Over the last few years, the European Court of Justice has issued a number of important judgments relating to the processing of personal data on the Internet (Wirtschaftsakademie, Fashion ID, and Planet49). The European Data Protection Board has also issued a number of guidelines in this area (for example for processing personal data of social network users).

The policy of the Polish Data Protection Authority (Polish DPA) is relevant in this context.

First, the Polish data protection authority is not competent in matters of privacy as defined in Directive 2002/58/EC (e-Privacy Directive). This is important in deciding cases concerning whether it is permitted to install and use different identifiers (e. g. cookies). The competent authority for this is the President of the Office of Electronic Communications, who issues the decision on the basis of telecommunications law. Telecommunications law provisions also specify the penalties for breaching these provisions.

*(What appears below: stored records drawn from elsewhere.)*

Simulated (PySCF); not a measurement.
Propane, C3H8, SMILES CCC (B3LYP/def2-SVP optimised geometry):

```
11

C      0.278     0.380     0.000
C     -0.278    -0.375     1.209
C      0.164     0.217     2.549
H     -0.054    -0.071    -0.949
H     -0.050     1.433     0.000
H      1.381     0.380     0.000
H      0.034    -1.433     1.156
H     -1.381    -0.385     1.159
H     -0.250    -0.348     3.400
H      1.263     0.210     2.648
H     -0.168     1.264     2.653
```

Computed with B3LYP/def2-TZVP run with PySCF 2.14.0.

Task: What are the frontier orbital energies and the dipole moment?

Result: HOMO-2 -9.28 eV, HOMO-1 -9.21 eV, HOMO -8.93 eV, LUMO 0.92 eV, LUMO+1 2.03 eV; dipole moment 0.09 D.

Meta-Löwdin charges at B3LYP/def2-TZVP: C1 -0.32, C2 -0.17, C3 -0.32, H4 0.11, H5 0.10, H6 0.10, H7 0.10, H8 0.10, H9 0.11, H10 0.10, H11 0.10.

Secondly, it can be seen from the Polish DPA’s decisions that where the entity concerned only has a user’s Internet identifier (e. g. their IP address), the regulator even considers this processing of personal data within the meaning of the GPDR where. Consequently, the GDPR will apply to unregistered users, i. e. users who visit a given website but do not have

an account or profile there.

Unlike in the case of the Wirtschaftsakademie or Fashion ID case rulings, the Polish DPA has not yet adopted the concept of co-management of entities cooperating in various types of Internet advertising campaigns, including the collection of personal data for the purpose of such campaigns.

Also, with regard to the processing of personal data on the Internet for the controller’s own marketing purposes, the grounds for these activities may be the legitimate interests pursued by the controller (Article 6(1)(f) GDPR). However, a balance of interest test is required in this case.

In light of the latest Polish DPA decisions, the right of access to personal data covers not only personal data provided by Internet users (e. g. where an account is created), but also observed and inferred data.

The highest fine imposed so far by the Polish DPA on an Internet entity was PLN 2,800,000 (EUR 600,000).

Finally, to date, the Polish DPA has not approved a code of conduct for the Internet industry. This code is expected in 2022. A proposal has been drawn up by the Internet Advertising Bureau Poland (IAB Poland).